Blog Entry

Hofstra is ready for life after Charles Jenkins

Posted on: October 12, 2011 5:40 pm
Edited on: October 12, 2011 7:46 pm

By Jeff Borzello

HEMPSTEAD, N.Y. – Over the past decade or so, Hofstra has always had a stud guard to lead the way – and someone waiting in the wings to replace him. Speedy Claxton gave way to Norman Richardson, who passed the baton to Rick Apodaca, with Loren Stokes and Antoine Agudio following him.

The latest was Charles Jenkins, a two-time CAA Player of the Year who was drafted by the Golden State Warriors in June. On the surface, it seems like the star guard lineage could be coming to a halt.

“We have a saying at Hofstra, ‘In Guards We Trust,’” senior Mike Moore said on Wednesday at Hofstra’s Media Day. “I think one of us will carry on that legacy.”

Although he’s not Jenkins, Moore could be the best candidate to step in and replace Jenkins' 22.9 points and 4.8 assists per game. Moore is the second-leading returning scorer in the conference, posting 14.9 points. He scored at least 20 points on six separate occasions, including a 28-point outing against Binghamton.

The former Fordham transfer could be ready to take that next step.

“That’s what you’d like to see,” head coach Mo Cassara said. “He’s going to be featured a bit more. He’s got to become more consistent, but he’s a scorer by nature.”

When asked who will take the big shots when the shot clock or game clock are winding down, Moore was confident in his response. “I think it’s going to be me,” he said. “I can carry that load.”

Fortunately for Cassara and the Pride, Moore won’t be alone on the perimeter. Rhode Island transfer Stevie Mejia sat out last season and will likely be slotted into the lineup at point guard. He registered nearly a 3-to-1 assist-to-turnover ratio during his sophomore year in the Atlantic-10 and will be able to replace some of the playmaking ability of Jenkins.

Mejia is not a big-time scorer, but his defensive aggressiveness and ability to facilitate offense will be an asset.

“He’s a dynamic floor leader and he’s been successful everywhere he’s been,” Cassara said. “He’s a personality in the locker room, and he’s a guy who will have the ball in his hands.”

Season tips Nov. 7

Additional help will come in the form of Nathaniel Lester, who sat out last season with a torn quad muscle. Two seasons ago, the 6-foot-5 Brooklyn native started 22 games and averaged 8.0 points. Fully healthy, Lester expects to be one of the key replacements for Jenkins.

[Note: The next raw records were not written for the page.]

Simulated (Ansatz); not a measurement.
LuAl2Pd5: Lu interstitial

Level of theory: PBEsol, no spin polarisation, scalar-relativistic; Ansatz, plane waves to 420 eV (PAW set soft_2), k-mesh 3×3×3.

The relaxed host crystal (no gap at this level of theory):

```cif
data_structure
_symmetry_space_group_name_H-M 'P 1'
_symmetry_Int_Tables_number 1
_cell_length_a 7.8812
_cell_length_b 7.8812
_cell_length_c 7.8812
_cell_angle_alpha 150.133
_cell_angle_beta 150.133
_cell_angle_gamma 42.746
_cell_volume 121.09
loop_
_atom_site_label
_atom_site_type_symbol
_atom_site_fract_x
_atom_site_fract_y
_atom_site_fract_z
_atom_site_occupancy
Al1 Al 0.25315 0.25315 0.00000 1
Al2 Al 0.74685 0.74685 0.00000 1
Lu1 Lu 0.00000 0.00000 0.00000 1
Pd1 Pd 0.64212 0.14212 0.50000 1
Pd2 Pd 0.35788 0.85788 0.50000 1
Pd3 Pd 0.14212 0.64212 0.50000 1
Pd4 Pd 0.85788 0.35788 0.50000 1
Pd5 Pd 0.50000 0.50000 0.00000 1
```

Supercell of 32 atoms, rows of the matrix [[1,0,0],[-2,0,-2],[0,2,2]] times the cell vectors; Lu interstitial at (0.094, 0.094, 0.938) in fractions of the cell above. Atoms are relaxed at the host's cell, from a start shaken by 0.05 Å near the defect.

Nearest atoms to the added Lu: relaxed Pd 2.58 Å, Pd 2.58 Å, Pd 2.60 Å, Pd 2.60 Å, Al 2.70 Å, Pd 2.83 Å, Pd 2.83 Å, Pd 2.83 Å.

“We can handle that,” Lester said of replacing Jenkins. “When the season ended, me and Mike [Moore] looked at each other – we know what we have to do.”

Cassara and his players don’t want to underplay the loss of Jenkins; after all, he was one of the best players in Hofstra history and one of the best guards in the country over the last two seasons. However, there was a tendency at times last year to stand around and wait for Jenkins to make a play.

This season, it will be different.

“Last year when he had the ball, it was like we didn’t have to worry about it,” junior David Imes said. “There’s no more watching.”

With the arrival of several impact newcomers, as well as Lester and Mejia completing their redshirt years, the team is optimistic that they will be able to replace Jenkins and make a move in the CAA standings.

“Teams win games, not individual players,” Mejia said. “I think we can do a lot better than last year.”